Yep, that's right ... putter. His stroke trundles the ball down the fairway through a swale in the green where it settles on the back shelf about 15 feet from the flag, a putt he sinks for a ho-hum birdie.
This is the vision Tiger Woods and his TGR Design team, including Welling, had in mind while transforming the old Peter Hay par 3 into something exciting and interesting, playable and fun. The Hay, which debuts to the general public Friday, is where Pebble Beach Resorts will let its hair down a little with the best new logo in golf, music, putting off of tee boxes and potential holes in one on its new and improved 670-yard short course. Best of all, a new putting course will be free for all anytime, and the clubhouse, when completed by September, will be a casual hangout spot, serving up drinks, food and glorious views of Stillwater Cove.

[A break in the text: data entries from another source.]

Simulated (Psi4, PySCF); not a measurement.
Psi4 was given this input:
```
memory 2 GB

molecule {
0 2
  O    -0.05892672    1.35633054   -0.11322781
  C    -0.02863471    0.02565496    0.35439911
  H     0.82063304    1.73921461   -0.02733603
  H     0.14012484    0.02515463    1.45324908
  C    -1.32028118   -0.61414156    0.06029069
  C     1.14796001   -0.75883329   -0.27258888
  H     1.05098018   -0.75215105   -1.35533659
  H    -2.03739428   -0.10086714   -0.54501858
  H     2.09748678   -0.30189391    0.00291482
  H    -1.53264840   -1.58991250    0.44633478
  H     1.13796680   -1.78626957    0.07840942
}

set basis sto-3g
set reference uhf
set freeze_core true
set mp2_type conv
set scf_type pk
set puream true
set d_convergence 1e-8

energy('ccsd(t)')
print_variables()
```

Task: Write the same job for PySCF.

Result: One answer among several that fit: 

A grand opening ceremony Thursday celebrated the legacies of Peter Hay and R.J. Harper, two long-time resort pros who would have been proud to see this day finally come. So would have Woods, home in Florida still recovering from his February 23rd car accident in southern California. He grew up playing a short course in SoCal like The Hay.
History of The Hay
For years, the Peter Hay Par 3, which debuted in 1957, was more a staging area for major tournaments and events like the Pebble Beach Concours d'Elegance than a world-class short course. It would get torn up to house tents and cars and pieced back together once the spectators were gone. It almost happened again after the 2019 U.S. Open, but a last-minute meeting changed its future.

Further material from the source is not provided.